Coding The Cartoon Brain : Artificial Neural Networks Part 2

ANN2

In the previous post we talked about Artifical Neural Networks as cartoon models of the brain, in this post we’re going to write a neural network from scratch with just numpy based on the expressions derived in the previous section. Let’s get straight to it!

Some Setup

Before we begin, we will need some helper functions, to reduce our workload, and at the same time, to work reliably under numerical instability, as is often the case when doing large-scale mathematical problems with computers.

For our purposes, we need only one script that we will just save into the same directory where we are going to create the file that will contain our code for this post. That required script can be found here.

Some Generalization

In the previous post, we derived the backpropagation procedure in the non-vectorized form. However, numerical packages such as numpy make it very easy and efficient to implement these operations in vector form. We are going to understand that generalization, and then we will implement the final version in code.

The vectorized form of backpropagation is really again just the chain rule along with clever tricks from matrix calculus and linear algebra. We’re going to understand all of that here!

Vectorizing Backpropagation

If we look at the equations for the forward pass, we can spot some patterns (pun intended!), and get some hints for the backward pass as well. Let’s see what they are, by recalling the equations.

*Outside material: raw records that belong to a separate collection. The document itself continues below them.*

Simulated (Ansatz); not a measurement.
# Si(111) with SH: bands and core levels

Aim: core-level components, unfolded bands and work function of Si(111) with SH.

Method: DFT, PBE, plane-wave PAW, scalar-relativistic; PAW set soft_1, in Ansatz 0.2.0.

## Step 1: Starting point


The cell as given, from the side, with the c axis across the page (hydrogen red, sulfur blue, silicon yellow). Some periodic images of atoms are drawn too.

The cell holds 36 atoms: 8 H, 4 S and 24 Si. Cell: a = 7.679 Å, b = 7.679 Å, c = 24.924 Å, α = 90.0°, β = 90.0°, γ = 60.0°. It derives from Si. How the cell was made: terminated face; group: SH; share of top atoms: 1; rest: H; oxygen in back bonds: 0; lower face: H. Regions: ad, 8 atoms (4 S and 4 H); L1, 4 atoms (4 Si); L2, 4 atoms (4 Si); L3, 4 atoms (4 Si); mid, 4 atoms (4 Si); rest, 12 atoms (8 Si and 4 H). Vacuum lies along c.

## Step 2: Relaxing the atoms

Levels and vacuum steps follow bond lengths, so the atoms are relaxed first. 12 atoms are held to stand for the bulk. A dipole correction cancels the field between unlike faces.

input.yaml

\[a_j = \sum_{i} (w_{ij} * o_{i}) + b_j\]

and

\[o_j = f(a_j)\]

Seeing the above two equations, we can see that \(a_j\) is really just a dot product between the vectors \(w_i\) and \(o_i\), to which a vector \(b\) is added. Remember that vector addition is element-wise.

Also, \(f\) is again the sigmoid function applied element-wise. Now imagine if each \(w_i\) was sitting in the row of a matrix called \(W\), and all the \(o_i\) were stacked into a vector called \(o\), then, ignoring the bias vector \(b\) for now, the above equations would become:

\[a_k = W_k o_{k - 1}\]

and

\[o_k = f(a_k)\]

where W_k is the matrix we were talking about, with each \(w_{ij}\) in the matrix connected weights from the \(i^{th}\) neuron in the current layer (\(k\)) to the \(j^{th}\) neuron in the previous layer (\(k-1\)).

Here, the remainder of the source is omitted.